CP: Concurrency and Parallelism

The core component of concurrent and parallel programming is the thread. Threads allow you to run multiple instances of your program independently, while sharing the same memory. Concurrent programming is tricky for many reasons, most importantly that it is undefined behavior to read data in one thread after it was written by another thread, if there is no proper synchronization between those threads. Making existing single-threaded code execute concurrently can be as trivial as adding std::async or std::thread strategically, or it can be necessitate a full rewrite, depending on whether the original code was written in a thread-friendly way.

The concurrency/parallelism rules in this document are designed with three goals in mind:

To help you write code that is amenable to being used in a threaded environment
To show clean, safe ways to use the threading primitives offered by the standard library
To offer guidance on what to do when concurrency and parallelism aren't giving you the performance gains you need

It is also important to note that concurrency in C++ is an unfinished story. C++11 introduced many core concurrency primitives, C++14 improved on them, and it seems that there is much interest in making the writing of concurrent programs in C++ even easier. We expect some of the library-related guidance here to change significantly over time.

Concurrency and parallelism rule summary:

CP.1: Assume that your code will run as part of a multi-threaded program
CP.2: Avoid data races

CP.1: Assume that your code will run as part of a multi-threaded program

Reason

It is hard to be certain that concurrency isn't used now or sometime in the future. Code gets re-used. Libraries using threads may be used from some other part of the program. Note that this applies most urgently to library code and least urgently to stand-alone applications.

Example

double cached_computation(int x)
{
    static int cached_x = 0;
    static double cached_result = COMPUTATION_OF_ZERO;
    if (cached_x == x)
        return cached_result;
    double result = computation(x);
    cached_x = x;
    cached_result = result;
    return result;
}

Although cached_computation works perfectly in a single-threaded environment, in a multi-threaded environment the two static variables result in data races and thus undefined behavior.

There are several ways that this example could be made safe for a multi-threaded environment:

Delegate concurrency concerns upwards to the caller.
Mark the static variables as thread_local (which might make caching less effective).
Implement concurrency control, for example, protecting the two static variables with a static lock (which might reduce performance).
Have the caller provide the memory to be used for the cache, thereby delegating both memory allocation and concurrency concerns upwards to the caller.
Refuse to build and/or run in a multi-threaded environment.
Provide two implementations, one which is used in single-threaded environments and another which is used in multi-threaded environments.
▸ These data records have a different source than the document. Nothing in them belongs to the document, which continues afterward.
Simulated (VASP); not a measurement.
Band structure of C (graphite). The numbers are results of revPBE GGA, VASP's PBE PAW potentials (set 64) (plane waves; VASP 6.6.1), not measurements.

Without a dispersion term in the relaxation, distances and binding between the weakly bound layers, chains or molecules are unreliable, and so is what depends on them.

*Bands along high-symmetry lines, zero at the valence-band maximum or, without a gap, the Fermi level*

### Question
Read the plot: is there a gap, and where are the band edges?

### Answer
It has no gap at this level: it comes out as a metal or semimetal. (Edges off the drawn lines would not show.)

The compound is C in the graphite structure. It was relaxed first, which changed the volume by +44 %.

Exception: There are examples where code will never be run in a multi-threaded environment. However, there are also many examples where code that was "known" to never run in a multi-threaded program was run as part of a multi-threaded program. Often years later. Typically, such programs lead to a painful effort to remove data races. Therefore, code that is never intended to run in a multi-threaded environment should be clearly labeled as such and ideally come with compile or run-time enforcement mechanisms to catch those usage bugs early.

CP.2: Avoid data races

Reason

Unless you do, nothing is guaranteed to work and subtle errors will persist.

Note

In a nutshell, if two threads can access the same named object concurrently (without synchronization), and at least one is a writer (performing a non-const operation), you have a data race. For further information of how to use synchronization well to eliminate data races, please consult a good book about concurrency.

Example

There are many examples of data races that exist, some of which are running in production software at this very moment. One very simple example:

int get_id() {
  static int id = 1;
  return id++;
}

The increment here is an example of a data race. This can go wrong in many ways, including:

Thread A loads the value of id, the OS context switches A out for some period, during which other threads create hundreds of IDs. Thread A is then allowed to run again, and id is written back to that location as A's read of id plus one.
Thread A and B load id and increment it simultaneously. They both get the same ID.

Enforcement

Some is possible, do at least something.